The CIA's website is down, and the hacking group Lulz Security is claiming credit on Twitter.

The attack seems to have been meant to impress a random Twitter user named Quadrapocdacone. This afternoon, Quadrapodacone and Lulzsec got into a Twitter flame war, after Quadrapodacone mocked Lulzsec for taking on only "soft targets" like video game companies and PBS. (Lulzsec has since deleted its side of the conversation.)

"Stop calling yourself hackers, you're giving real hackers a bad name," Quadrapodacone said. He scoffed at Lulzsec's affinity for Distributed Denial of Service attacks—floods of traffic that overwhelm servers: "Seriously... DDoS is not hacking," he twitted. "Here's a challenge... fbi.gov or cia.gov try changing text or something."
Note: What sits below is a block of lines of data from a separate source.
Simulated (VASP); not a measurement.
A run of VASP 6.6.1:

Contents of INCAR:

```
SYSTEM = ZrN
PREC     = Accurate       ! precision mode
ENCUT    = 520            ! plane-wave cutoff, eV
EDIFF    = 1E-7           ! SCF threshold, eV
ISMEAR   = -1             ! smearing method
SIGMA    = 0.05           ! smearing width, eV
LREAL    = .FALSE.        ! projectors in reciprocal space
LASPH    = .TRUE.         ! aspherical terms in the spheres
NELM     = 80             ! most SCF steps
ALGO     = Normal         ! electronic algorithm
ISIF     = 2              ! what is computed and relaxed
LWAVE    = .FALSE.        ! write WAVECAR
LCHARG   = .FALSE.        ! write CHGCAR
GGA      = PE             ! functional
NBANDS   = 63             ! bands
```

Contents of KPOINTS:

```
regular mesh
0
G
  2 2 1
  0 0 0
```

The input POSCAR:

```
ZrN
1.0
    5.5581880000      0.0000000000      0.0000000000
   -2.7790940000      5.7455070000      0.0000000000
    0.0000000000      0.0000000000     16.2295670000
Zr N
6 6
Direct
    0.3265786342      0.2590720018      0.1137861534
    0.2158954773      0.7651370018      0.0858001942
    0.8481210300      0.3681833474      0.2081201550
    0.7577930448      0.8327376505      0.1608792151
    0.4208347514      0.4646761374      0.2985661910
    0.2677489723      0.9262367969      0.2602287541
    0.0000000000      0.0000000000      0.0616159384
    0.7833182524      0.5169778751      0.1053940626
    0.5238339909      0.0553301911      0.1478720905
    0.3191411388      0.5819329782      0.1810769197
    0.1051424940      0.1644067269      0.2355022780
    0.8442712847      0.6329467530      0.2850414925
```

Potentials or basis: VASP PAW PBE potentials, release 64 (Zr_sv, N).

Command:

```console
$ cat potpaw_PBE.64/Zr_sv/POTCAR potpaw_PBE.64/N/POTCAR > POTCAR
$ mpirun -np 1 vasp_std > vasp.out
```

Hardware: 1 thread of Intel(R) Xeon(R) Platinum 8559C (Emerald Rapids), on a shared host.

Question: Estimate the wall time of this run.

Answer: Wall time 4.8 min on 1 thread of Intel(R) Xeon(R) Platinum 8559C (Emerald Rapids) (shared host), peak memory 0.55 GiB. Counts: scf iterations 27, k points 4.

"Hey jackhammer, get some attention span... we've hit two agency websites already," Lulzsec shot back. Still, less than an hour later, CIA.gov went down. But Quadrapodacone still isn't impressed: "Site up nothing changed... lulz."

We would say this will bring some major shit down on them, but they already brazenly hacked the Senate (possibly twice) and an FBI-affiliated website, as well as declaring war on 4chan. How much more heat could they possibly attract?